By Kevin Donnellan

Review of Gemma Hayes at Crawdaddy, Dublin on January 15th 2011

Singer-songwriters. They’ve always being something I think of as a GOOD THING without ever actually feeling motivated to go see them that often. It’s a definitive blind spot when it comes to my musical taste. Sure, I love the idea of someone transforming a room full of people with no more than a guitar and a footstool. But just don’t make me stand in that room. They’re for girls who get excited about tablecloth patterns and guys who tell you about their backpacking trek whilst rolling their own smokes. Not for me, I want noise and any overtly emotional lyrics to be cryptic and drowned out for the most part in said noise. No touchy feely stuff for me thanks.

But here I am at Gemma Hayes. January is a slow month gig wise and it seemed as good a way to spend a Saturday night as any. But I’m walking into Crawdaddy with the same level of expectation as I would walking into a Jennifer Anniston rom-com. Will be happy to get distracted, but expect to be completely unmoved. And then Gemma begins to talk and sing. And then sing. And then talk. And I join the rest of the room in falling in love. The place is packed but Gemma may as well be sitting with her family at Christmas having a catch up. It’s like on of those ‘An Evening with..’ TV specials, only good.

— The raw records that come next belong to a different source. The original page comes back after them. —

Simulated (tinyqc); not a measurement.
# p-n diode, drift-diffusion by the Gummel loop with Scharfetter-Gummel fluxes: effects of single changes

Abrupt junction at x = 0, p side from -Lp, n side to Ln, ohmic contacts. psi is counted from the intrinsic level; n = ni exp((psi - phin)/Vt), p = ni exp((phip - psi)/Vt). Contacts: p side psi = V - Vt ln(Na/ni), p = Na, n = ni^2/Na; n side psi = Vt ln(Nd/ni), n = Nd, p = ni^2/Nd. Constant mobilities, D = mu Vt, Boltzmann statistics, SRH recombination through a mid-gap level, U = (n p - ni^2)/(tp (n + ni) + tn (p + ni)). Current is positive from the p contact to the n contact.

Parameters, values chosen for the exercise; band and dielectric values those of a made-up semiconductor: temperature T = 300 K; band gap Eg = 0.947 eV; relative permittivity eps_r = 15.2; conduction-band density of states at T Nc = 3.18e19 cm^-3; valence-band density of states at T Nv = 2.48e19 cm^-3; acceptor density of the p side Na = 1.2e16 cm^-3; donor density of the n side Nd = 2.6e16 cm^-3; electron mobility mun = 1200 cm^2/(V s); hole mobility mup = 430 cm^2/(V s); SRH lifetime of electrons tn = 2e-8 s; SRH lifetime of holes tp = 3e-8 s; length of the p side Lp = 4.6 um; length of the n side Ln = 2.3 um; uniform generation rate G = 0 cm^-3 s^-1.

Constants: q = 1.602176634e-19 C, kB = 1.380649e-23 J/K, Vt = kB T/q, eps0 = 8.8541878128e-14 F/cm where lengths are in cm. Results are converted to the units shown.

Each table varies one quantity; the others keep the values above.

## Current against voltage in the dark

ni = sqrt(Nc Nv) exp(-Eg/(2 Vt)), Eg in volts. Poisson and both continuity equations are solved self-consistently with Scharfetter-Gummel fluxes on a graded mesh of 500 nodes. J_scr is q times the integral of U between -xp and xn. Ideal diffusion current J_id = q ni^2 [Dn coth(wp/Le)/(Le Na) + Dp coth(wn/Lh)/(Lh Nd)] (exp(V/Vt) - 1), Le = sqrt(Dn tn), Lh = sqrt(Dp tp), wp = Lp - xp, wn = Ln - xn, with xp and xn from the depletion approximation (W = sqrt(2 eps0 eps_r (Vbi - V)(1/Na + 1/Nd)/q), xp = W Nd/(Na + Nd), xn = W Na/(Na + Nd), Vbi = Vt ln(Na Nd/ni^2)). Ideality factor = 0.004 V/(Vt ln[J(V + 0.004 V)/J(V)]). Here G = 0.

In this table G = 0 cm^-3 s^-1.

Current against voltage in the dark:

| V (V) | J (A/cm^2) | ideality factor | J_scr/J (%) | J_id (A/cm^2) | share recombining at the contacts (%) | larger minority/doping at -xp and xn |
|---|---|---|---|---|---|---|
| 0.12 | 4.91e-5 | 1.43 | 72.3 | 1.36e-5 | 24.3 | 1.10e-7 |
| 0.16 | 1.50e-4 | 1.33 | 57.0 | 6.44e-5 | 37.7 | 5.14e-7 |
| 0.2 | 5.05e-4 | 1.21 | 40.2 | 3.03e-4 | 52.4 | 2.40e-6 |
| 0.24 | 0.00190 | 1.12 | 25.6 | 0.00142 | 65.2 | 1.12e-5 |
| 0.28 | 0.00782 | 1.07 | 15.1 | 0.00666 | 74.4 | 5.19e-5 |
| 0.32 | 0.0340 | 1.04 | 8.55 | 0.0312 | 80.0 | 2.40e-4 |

And every anecdote is perfectly random, never shoehorned in to explain a song. Just stories thrown out there to put the room at ease. She’s wearing high heels at a gig for the first time she explains “because it’s sold out”. An encounter with Louis Walsh is ran through with the timing of a skilled stand-up. Her cousin almost decapitating Gemma as a child gets the same treatment. And all of this serves the songs brilliantly. Because it means when she sings you believe her. Maybe everyone else would have believed her even if she’d just muttered obscenities between songs but I think I needed the anecdotes. For all the great, loud gigs I’ve seen, this is the first time I thought I’d really got to know an artist through seeing them perform.

It got me thinking of a story from Niall Quinn’s autobiography (yeah, I read it, and it was good). His relations were from Tipperary, same as Gemma is. His uncle, or possibly great-uncle, was due to play a league match for Tipperary’s hurlers and was waiting for a lift. It might have been the 1940’s, I learnt the book to someone so I’m not sure. Anyway, he was waiting for a lift (not many cars back then etc) when he spotted a squirrel (stay with me here). So he walked towards it and of course it hopped away. So he followed it again and continued to follow it until he’d traipsed halfway across Tipp. He never made the match, but had a grand afternoon of it. According to Quinner he had no regrets and lived a happy life.

Where does that fit into a Gemma Hayes review? Nowhere. But her stories had little relevance to her songs and it still worked so I’m giving it a go to. Anyway, where were we? Yeah her set. Well it was perfectly pitched. Ably assisted by Ann Scott, on a plethora of different instruments, she showed a proper musicians craft in her approach to each song. The emergence of her band for the last few songs beefed up the sound without jarring at all. The whole show was little more than an hour-long. One hour of standing on the stairs at the back of the Crawdaddy feeling content. Like being in front of a warm fire. Content at a gig? A revelation.

So I’m not going to be heading backpacking anytime soon but Gemma Hayes has definitely opened my mind up a bit more to the possibility of going to see more singer-songwriters. As long as the rest of them have just as good anecdotes, I’m in. Oh and it mightn’t have been a squirrel that Niall Quinn’s uncle chased now I think of it.